23 April 2001 (The Business Times)
CRM: a form of disruptive technology
Singapore's CRM
application software market is expected
to cross US$79m by 2004, from US$26m last
year, growing 32% a year between now and
then
By Andrew Wee
SINGAPORE leads
East Asian countries in adopting CRM (customer
relationship management) solutions and
will see a dramatic jump in companies
embracing CRM.
'In East Asia, Singapore
is a little ahead of Hongkong in terms
of CRM adoption,' Dick MacDonald, Hongkong-based
managing partner for CRM practice at PricewaterhouseCoopers
(PwC), told BizIT. 'There's a lot of competition
being spurred in Singapore's telecom and
financial services' sectors. World brands
like Singapore Airlines are very concerned
about continuing to evolve their brand
and keep ahead of the competition.'
PwC's East Asia
practice covers Singapore, Malaysia, Thailand,
Indonesia, Hongkong, China, Taiwan, and
the Philippines. The key driver for this
trend here is due to the availability
of options or alternative service providers.

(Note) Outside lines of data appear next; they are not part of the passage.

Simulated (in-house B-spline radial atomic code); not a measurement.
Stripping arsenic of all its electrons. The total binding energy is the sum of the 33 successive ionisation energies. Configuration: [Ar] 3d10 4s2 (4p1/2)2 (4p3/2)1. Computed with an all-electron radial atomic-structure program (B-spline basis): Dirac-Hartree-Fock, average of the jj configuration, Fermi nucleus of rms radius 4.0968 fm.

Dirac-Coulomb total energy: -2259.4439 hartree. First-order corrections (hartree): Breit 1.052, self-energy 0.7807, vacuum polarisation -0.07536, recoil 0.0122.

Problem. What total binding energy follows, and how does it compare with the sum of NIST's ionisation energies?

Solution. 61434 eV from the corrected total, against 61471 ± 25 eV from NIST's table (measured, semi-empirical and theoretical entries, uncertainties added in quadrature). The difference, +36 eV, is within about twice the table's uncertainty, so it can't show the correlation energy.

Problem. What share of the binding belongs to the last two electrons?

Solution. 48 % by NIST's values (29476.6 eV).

'What prevents options in the market are
regulatory or political barriers,' he
said. 'Choices, associated with deregulation
or other changes, force companies to do
something different to keep customers.
This involves two aspects - keeping up
and differentiating themselves.'
However, despite
most Singapore companies having some form
of CRM, very few have implemented it effectively.
'CRM is not a brand
new thing because every company needs
to have customer care and sales and marketing
in their operations,' he said. 'But less
than 30 per cent of the top 50 Sin gapore
companies have really embraced CRM effectively.'
The reason the other
70 per cent of the top 50 Singapore companies
have not adopted CRM effectively is because
they want ROI (return on investment) justification.
'Implementing CRM
is not a cost-saving exercise and local
companies struggle with that issue,' said
Mr MacDonald. 'There are cultural factors
involved as well, with Asians typically
being reluctant to be in the forefront
of change.'
Other analysts are
more optimis tic. According to researcher
IDC (International Data Corp), Singapore's
CRM application software market is expected
to cross US$79 million (S$143 million)
by 2004, from US$26 million last year,
growing 32 per cent a year between now
and then. Comparatively, the Asia-Pacific
CRM market outside of Japan is expected
to touch US$1.2 billion by 2004, from
US$339 million in 1999, growing at 37
per cent a year.
CRM could be a form
of disruptive technology - just like PCs
when they first debuted - which businesses
can use to their benefit.
'When PCs were first
introduced, there were lots of articles
that said we cannot justify, through ROI,
the purchases of PCs; it doesn't make
sense, it sits idle 99 per cent of the
time, and the one per cent that you do
use it, it's a very expensive word processor
and just a waste of money,' Mr MacDonald
said. 'Thank goodness people didn't believe
those things because most people will
not be able to do their jobs now without
a computer, even if it's just word-processing.
It's disruptive technology that evolved
into a new way of doing business.'
He said companies
in the late 1970s and 1980s competed on
marketshare, and in the 1980s and 1990s
on operational efficiency. 'Now, companies
are competing on customer experience and
customer relationships. Electronic channels
are also coming up. That's a disruptive
force and companies can embrace it and
succeed, or they can ignore it and die.'
Companies implementing
CRM will require some time to fine-tune
their efforts. 'My expectation is that
there is going to be an exponential increase
in CRM adoption in Singapore,' he said.
'It's going to happen within the next
12 months. Once one company starts, everyone's
going to have to scramble to keep up to
be successful. You'll probably see a flurry
of activity over the next two to three
years and I guess 50-60 per cent of the
top companies here are going to do something
in the next 12-18 months.'
An inhibitor: changing
corporate mindsets. 'Singaporeans are
extremely proud of the success they've
earned. They've been taught to think through
problems methodically, but it can also
be limiting,' he said. 'If you want that
hard ROI justification before you do a
single thing, you will fail because you
can't justify CRM in hard dollars.'
In the US
and Europe, companies have succeeded or
failed depending on how they have serviced
customers. 'Singapore and Hongkong's strength
lies in that they're very logical and
numbers driven, but it may prevent them
from seeing creative opportunities to
expand or change the way they do business,'
he said.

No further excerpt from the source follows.